Wednesday, February 04, 2009

Classic vs Vintage... what is the difference?

"Nitpicker" decided to attempt to correct the verbage I used in the next post. I say those stickers are "Vintage". He thinks I'd be more accurate if I said they were (in his opinion) "Classic".

I always defer to Websters American dictionary of the English language, particularyly my 1948 published edition. But that is boxed away in storage. So I will defer to Dictionary.com

http://dictionary.reference.com/browse/vintage numbers 6 and 9 are the ones that are general in nature, and not relating to wine, so:
6. the class of a dated object with reference to era of production or use: a hat of last year's vintage. –adjective
9. representing the high quality of a past time: vintage cars; vintage movies.


And then a bit farther down: Characterized by excellence, maturity, and enduring appeal; classic.

The word Classic : of or pertaining to automobiles distinguished by elegant styling, outstanding engineering, and fine workmanship that were built between about 1925 and 1948.

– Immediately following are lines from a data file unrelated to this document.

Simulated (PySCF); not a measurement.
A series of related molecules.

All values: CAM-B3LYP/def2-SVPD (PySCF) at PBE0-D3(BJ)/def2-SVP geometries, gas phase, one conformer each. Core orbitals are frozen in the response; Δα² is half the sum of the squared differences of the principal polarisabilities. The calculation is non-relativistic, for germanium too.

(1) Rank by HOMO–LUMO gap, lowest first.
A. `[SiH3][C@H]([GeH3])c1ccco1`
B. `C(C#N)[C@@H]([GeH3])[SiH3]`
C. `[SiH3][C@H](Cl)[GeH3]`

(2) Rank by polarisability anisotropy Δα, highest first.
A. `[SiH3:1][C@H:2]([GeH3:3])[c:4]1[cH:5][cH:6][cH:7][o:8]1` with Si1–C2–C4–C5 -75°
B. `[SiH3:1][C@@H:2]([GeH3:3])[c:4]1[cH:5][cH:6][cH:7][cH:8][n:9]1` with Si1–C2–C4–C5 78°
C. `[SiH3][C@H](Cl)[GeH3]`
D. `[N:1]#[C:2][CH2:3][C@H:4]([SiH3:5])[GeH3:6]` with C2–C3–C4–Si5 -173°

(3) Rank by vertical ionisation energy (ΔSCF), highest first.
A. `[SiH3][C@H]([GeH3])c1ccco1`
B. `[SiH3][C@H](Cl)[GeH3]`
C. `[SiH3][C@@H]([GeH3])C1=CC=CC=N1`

So... now what? Both defintions are relevant, and seem to be equally pertinant.

So, Nitpicker... seems like a draw, but it's my post, and I like the word Vintage due to my understanding of the relevancy to the time period of an item, and the word Classic has become more related to the era of cars, not the items associated with those cars.

Thanks for reading and enjoying the website, if that's my worst semantics error... I'm doing pretty good!